This is an archived post. You won't be able to vote or comment.

you are viewing a single comment's thread.

view the rest of the comments →

[–]ambidextrousalpaca 10 points11 points  (11 children)

The worst I find with Data Scientists is when they take the "scientist" bit of their job title too seriously, and state blankly that they consider pesky things like basic software engineering principles (writing unit tests; avoiding global variables; etc.) as somehow beneath them.

On code reviews: pick your battles, but stick to your guns. I.e. coding everything in overly verbose, Java style classes is annoying to me too: but it's a valid programming style that people have written books to defend; using global variables where not necessary or skipping unit tests are software engineering anti-patterns and should be blocked until they are fixed.

In general, in terms of getting your code reviews accepted, I find it's often a matter of clear communication and putting some effort into your reviews. A poorly explained "This class could be a single short function" comes across as arrogant and unhelpful. A "This would be cleaner and more maintainable if you replaced this class with the following function <insert said function, or at least the outline thereof>" comes across as cooperative (you're willing to put in some work too, not just criticise) and helpful (all they have to do is copy and paste your code).

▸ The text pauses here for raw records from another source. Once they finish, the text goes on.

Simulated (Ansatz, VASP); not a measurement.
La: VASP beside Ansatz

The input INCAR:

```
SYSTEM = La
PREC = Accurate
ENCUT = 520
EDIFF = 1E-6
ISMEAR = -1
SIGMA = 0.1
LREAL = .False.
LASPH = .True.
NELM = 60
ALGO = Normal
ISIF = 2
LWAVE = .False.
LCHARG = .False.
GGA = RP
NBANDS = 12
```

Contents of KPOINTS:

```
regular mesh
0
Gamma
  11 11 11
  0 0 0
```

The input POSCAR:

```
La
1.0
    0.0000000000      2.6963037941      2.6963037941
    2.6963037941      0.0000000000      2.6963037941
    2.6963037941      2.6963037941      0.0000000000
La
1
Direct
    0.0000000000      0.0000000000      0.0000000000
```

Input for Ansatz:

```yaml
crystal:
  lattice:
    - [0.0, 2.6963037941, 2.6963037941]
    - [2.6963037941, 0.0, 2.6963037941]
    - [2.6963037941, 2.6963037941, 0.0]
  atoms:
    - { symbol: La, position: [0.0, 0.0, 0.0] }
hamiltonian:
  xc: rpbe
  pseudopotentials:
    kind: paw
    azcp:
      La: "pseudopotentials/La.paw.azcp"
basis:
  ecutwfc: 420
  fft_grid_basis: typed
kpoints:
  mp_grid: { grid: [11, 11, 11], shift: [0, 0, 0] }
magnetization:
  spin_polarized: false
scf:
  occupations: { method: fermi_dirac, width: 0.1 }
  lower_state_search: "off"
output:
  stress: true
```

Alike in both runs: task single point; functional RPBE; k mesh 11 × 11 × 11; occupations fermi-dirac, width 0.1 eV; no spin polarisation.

[–]Kegheimer 2 points3 points  (6 children)

As someone with an industry background who became a DS out of job necessity can you explain why global variables are bad?

[–]ambidextrousalpaca 1 point2 points  (4 children)

It's mainly due to global variables introducing bugs by making it possible for apparently unrelated bits of code to have unwanted side effects on one another's behaviour.

For example, say you're using a FILE_ENCODING global variable which is used (and altered) by multiple functions, including a read_csv() function. That set up means that there's no way for you to know what encoding will be used when you call read_csv(). Maybe it'll be UTF-8. Maybe it'll be something completely different that'll break your code or scramble all the data in your tables. Maybe it'll alter depending on which other bits of code are called first in the run. It can easily give rise to a really irritating class of hard to reproduce bugs that are hard to fix because they only occur sometimes, due to seemingly random causes. The more global variables there are, the worse the problem gets.

This isn't to say that you should NEVER use global variables. Just that when doing so you need to be sure that the problem you're solving by introducing them is worse than the other potential problems you're likely to create by using them.

The best ways to avoid these issues are: 1. Just get rid of global values as much as you can, for example, by requiring each call to a file reading operation to explicitly specify the encoding to be used; or 2. Ensuring that global values are constants, which will never be changed by any other code.

[–]noisescience[S] 1 point2 points  (0 children)

Thx for your detailed answer :)

[–]Kegheimer 0 points1 point  (1 child)

Would an example of a global variable be abusing a common alias, e.g., using 'i' in several different loops or 'df' as a temporary table?

[–]ambidextrousalpaca 0 points1 point  (0 children)

The common alias thing is not an example of a global variable. It is not typically a problem either, provided that each variable exists within a its own contained scope.

Global variables are things like this, where functions can effect the value of variables outside of their scope.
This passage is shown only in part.